Janice and Adam had just heard of a German place in Alameda (which we fondly refer to as the Land That Time Forgot), so I came by to pick them and their son Chester up for dinner that very night. (Before we left, Chester and I watched an episode of The Simpsons in which Mr. Burns entertained a couple of German industrialists at a rather gemütlichkeit place called the Hungry Hun.) I liked the broad pink façade of Speisekammer, set back from the street behind a wrought-iron fence, the long bar with its many beer spigots, the seemingly endless array of rooms filled with plain wooden tables surrounded by happy eaters. (Speisekammer's owners and chef are veterans of Suppenküche, a longtime favorite of mine.)

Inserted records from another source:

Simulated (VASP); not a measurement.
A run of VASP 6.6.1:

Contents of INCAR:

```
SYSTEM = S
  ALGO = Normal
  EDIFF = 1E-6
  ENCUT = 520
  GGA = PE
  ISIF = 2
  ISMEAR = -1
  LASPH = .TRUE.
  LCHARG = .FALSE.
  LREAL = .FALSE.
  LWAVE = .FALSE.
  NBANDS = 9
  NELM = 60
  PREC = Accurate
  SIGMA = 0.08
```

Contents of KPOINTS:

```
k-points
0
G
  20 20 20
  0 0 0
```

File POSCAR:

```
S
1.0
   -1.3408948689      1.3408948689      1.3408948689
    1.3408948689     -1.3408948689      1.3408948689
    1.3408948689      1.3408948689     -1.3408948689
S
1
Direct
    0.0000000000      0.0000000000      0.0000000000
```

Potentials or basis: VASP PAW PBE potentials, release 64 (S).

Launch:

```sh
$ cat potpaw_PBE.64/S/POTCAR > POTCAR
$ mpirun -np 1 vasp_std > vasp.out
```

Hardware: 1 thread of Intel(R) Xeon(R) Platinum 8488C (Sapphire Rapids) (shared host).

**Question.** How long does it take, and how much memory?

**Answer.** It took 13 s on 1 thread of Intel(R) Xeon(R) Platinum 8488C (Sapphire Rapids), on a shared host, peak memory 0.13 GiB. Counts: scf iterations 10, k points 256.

We ordered a whole lot of food (fortunately, 10-year-old Chester has the appetite of, well, a growing boy): Reibekuchen mit hausegemachtern Apfelmus (potato pancakes with homemade apple sauce); Hering nach Hausfrauenart mit Schmand, Zweibeln, Gurken (pickled herring with sour cream, onion, and pickles); and the intriguing Vesperplatte mit Schinken, Blutwurst, Salami und Käse (an appetizer plate with ham, blood sausage, salami, and cheese) to start, followed by Wiener Schnitzel vom Kalbsfleisch mit Bratkartoffeln (veal wiener schnitzel with roasted potatoes), Jägerschnitzel in Champignonsobe mit Spätzle (sautéed pork loin in mushroom sauce with little dumplings), Kassler vom Grill mit Sauerkraut und Kartoffelbrei (grilled smoked pork chop with sauerkraut and mashed potatoes), and Gegrillte Nürnberger Bratwurst mit S 'n' K (grilled pork sausage with the same accompaniments as the pork chop). And glasses of dark beer, Pilsner, and Riesling.

I was impressed that our server could remember all this without writing it down ("Oh," he scoffed, "only for parties of 15, maybe"); somehow I was not totally surprised when an unordered bowl of bread dumplings drenched with mushroom sauce hit the table instead of the potato pancakes we were expecting. He left us the dumplings as a gift. The mixed appetizer plate was a beautifully arrayed assortment of thick-cut ham, chunks of Thuringer sausage, headcheese, blood sausage, two kinds of cheese, and a couple of rollmops (herring rolled around pickles), with the welcome additions of halved hard-boiled egg, cornichons, and radishes. The two German mustards on the table -- one hot, one grainy -- got a workout. The big fat herrings were crisp, sea-salty, and sided by an irresistible salad of chopped apples and sliced onions dressed with sour cream, and perfectly boiled potatoes sprinkled with fresh chopped parsley. The just-made potato pancakes were the lacy, crunchy, Brillo pad-stringy sort; we made quick work of them. We were getting enough to eat.

So we didn't finish any of our main courses, but it wasn't for want of trying. The schnitzel was not the thin-pounded crisp collop of my dreams, but two crusty, thick-cut chunks, still very satisfying indeed and accompanied by some extraordinarily good little square-cut roasted potatoes. My knife slipped right through the silky pink flesh of the hefty smoked pork chop. I was mildly disappointed by the salty yellow sauce on the Jägerschnitzel, the same sauce that had more happily moistened the bread dumplings.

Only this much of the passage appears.